In a few hours, Americans will engage in a collective activity that doesn’t involve being led like sheeple to another banker-endorsed conflict. Today, of course, is the culmination of what’s popularly known as Super Bowl weekend. Tens of thousands will shell out ridiculous amounts of money to watch grown men smash their brains. Millions of others will watch from their comfort of their lazy chairs.

The NFL is big business, sparking a sports economy like no other in this nation. In the 2016 edition of the Super Bowl, the National Retail Federation reported that overall spending topped $15.5 billion. To put this into perspective, this figure amounts to almost 60% of Vermont’s annual GDP. The sad part is that none of this Super Bowl revenue is related to utilitarian activities.

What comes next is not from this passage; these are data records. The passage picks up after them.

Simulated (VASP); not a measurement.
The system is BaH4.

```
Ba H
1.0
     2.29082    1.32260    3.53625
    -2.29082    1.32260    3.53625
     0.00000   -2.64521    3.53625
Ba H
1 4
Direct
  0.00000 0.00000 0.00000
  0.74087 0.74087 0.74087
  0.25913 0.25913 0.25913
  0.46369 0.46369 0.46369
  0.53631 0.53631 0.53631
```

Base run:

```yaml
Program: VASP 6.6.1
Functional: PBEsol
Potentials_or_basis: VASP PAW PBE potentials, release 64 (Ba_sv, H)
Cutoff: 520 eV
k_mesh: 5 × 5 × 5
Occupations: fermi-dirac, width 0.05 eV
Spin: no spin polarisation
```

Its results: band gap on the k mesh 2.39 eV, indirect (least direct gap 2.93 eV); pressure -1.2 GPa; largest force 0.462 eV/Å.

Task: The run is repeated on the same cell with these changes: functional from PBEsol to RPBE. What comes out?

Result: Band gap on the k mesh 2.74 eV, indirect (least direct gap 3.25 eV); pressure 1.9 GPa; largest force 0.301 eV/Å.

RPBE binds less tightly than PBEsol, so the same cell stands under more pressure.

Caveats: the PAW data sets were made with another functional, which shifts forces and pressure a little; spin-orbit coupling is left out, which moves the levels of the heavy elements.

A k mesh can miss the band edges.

Sure, the hosting city gets a big payout from the NFL for accommodating one of the biggest sporting events in the world. At the same time, though, the costs for hosting rights are astronomical. Everything about the Super Bowl, and the NFL generally speaking, reeks of the entertainment business.

I’m not suggesting that the players are paid actors. All of them are incredible athletes, that’s not in doubt. But it would be remiss to ignore that the NFL has a financial interest in determining who goes to the prized Super Bowl, and especially, who emerges victorious.

New England Patriots quarterback Tom Brady, who was drafted 199th overall, will be competing for his sixth Super Bowl ring against the Philadelphia Eagles. This is an incredible, unprecedented feat, and one that would pay dividends for the NFL.

Let’s be real – the sports economy thrives not just on good competition, but also in dramatic storylines. Here before us, we have a classic David versus Goliath theme. Plus, we’ve seen this match-up before in the 2000s era. People eat this stuff up, which is why it wouldn’t surprise me if indeed the NFL and the Super Bowl were rigged.

I have no smoking gun evidence to suggest this, but certain events can’t be shrugged away. For instance, former NFL star quarterback Peyton Manning was a physical mess heading towards his second Super Bowl ring. Despite the fact that the quarterback is the heart and soul of a football team, his teammates carried his decrepit body to a championship.

In another eyebrow-raising series of incidents, the NFL has pushed new rules to protect the quarterback. These rules allow star athlete like Tom Brady to have an unusually long career, and he’s not the only one. Check out Drew Brees, who, if he keeps going the way that he is, will also be an elite-level, 40-year old quarterback.

Prior to these favorable rules, quarterbacks that survived that long in the NFL were unheard of. But given the alluring power of the sports economy, it’s not unthinkable to believe that our pro leagues have devolved into an entertainment business.